Happy Monday, friends. Today is a big day for me: this morning’s journal entry marked day 365 of journaling. I’m here today to share a few thoughts about how things have shifted for me over the last year and my journaling plans for the future.
One year ago, I crawled out of bed earlier than anyone should and claimed a little time for myself. I didn’t plan to write 365 days straight — I simply set out to see how far I could go. I began to think about shooting for 365 days by the time I got to day 100, but didn’t dare jinx it. I kept crawling out of bed, kept my head down, and kept replacing pens as they ran out of ink.
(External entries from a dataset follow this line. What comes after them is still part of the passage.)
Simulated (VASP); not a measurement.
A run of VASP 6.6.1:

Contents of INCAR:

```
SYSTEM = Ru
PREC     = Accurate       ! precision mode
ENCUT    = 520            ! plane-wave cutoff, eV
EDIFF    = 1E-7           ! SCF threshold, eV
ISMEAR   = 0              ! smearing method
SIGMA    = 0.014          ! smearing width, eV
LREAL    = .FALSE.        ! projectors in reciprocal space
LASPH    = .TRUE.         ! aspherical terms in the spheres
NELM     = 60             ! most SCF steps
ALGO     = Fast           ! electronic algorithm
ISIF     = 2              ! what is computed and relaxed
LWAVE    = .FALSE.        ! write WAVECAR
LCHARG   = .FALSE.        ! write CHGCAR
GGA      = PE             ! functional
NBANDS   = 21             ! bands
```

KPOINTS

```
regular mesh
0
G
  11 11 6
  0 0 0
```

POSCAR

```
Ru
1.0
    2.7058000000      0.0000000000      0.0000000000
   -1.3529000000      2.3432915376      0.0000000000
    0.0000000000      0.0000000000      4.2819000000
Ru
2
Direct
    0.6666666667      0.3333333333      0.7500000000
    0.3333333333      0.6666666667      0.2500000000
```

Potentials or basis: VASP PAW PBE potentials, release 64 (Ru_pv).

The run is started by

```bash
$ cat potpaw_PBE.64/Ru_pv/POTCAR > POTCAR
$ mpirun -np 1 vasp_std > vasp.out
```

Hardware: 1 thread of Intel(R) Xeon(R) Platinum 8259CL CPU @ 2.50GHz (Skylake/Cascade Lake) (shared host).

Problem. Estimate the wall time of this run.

Typically, I rush through things. I’ll knit a pattern as quickly as I can, read books nearly all day long if I can get away with it, or sit down for marathon quilting sessions. Here – the script was flipped on me. The goal was to write a little bit every day, the whole it’s a marathon, not a sprint idea. I’d write 15-20 minutes, wait 24 hours, and then do it again. 365 days takes 365 days, no matter how I try to manipulate the system. This was a practice in patience for me and has helped me pace myself in other areas of my life, which is a lesson I’ve needed to learn for a long time.
There were a lot of days when I felt like I could have written more than one page, but I used restraint. I knew that if I got in the habit of increasing my goal, then I’d constantly be changing the rules on myself. This needed to be something I’d look forward to every morning – and knowing that I could easily write 1 page each day helped make that possible.
What did I write about? Really – a whole lot of nothing. The weather, what I was reading, what I was crafting, what I wanted to do about the chaos in our house, how worried I am about a whole host of things. I don’t go back to read what I wrote, the goal is to simply get the thoughts swirling in my head out on the page. Maybe even think through a little action plan for the day, which then gets filtered, sorted, and worked through in other places of my life.
Has it been worthwhile? Yes. At the very least, it’s motivated me to get out of bed early in the morning which has so many other other benefits. I’ve been able to cultivate a meditation practice (today was day 100!); I’ve been more consistent with my blog than ever; I have a stretch of 2-3 quiet, kid-free hours that my soul desperately needs; and I go to bed nice and early to compensate for a pre-dawn wake up time. And on top of all that, I feel like my worry thoughts have a place where they belong – the practice of consistently writing them down helps me find ways to successfully herd them up throughout the day and keep them out of the way until I’m ready to deal with them.
Will I keep going? Yes! Why not? At this point, I can’t imagine starting my day any other way. Let me tell you – climbing out of bed, pouring a steaming cup of coffee, turning on my desk lamp, and opening my notebook is the best way to start a day (for me). No phone, no computer. Coffee, light, paper, pen — in that order! Maybe you, too?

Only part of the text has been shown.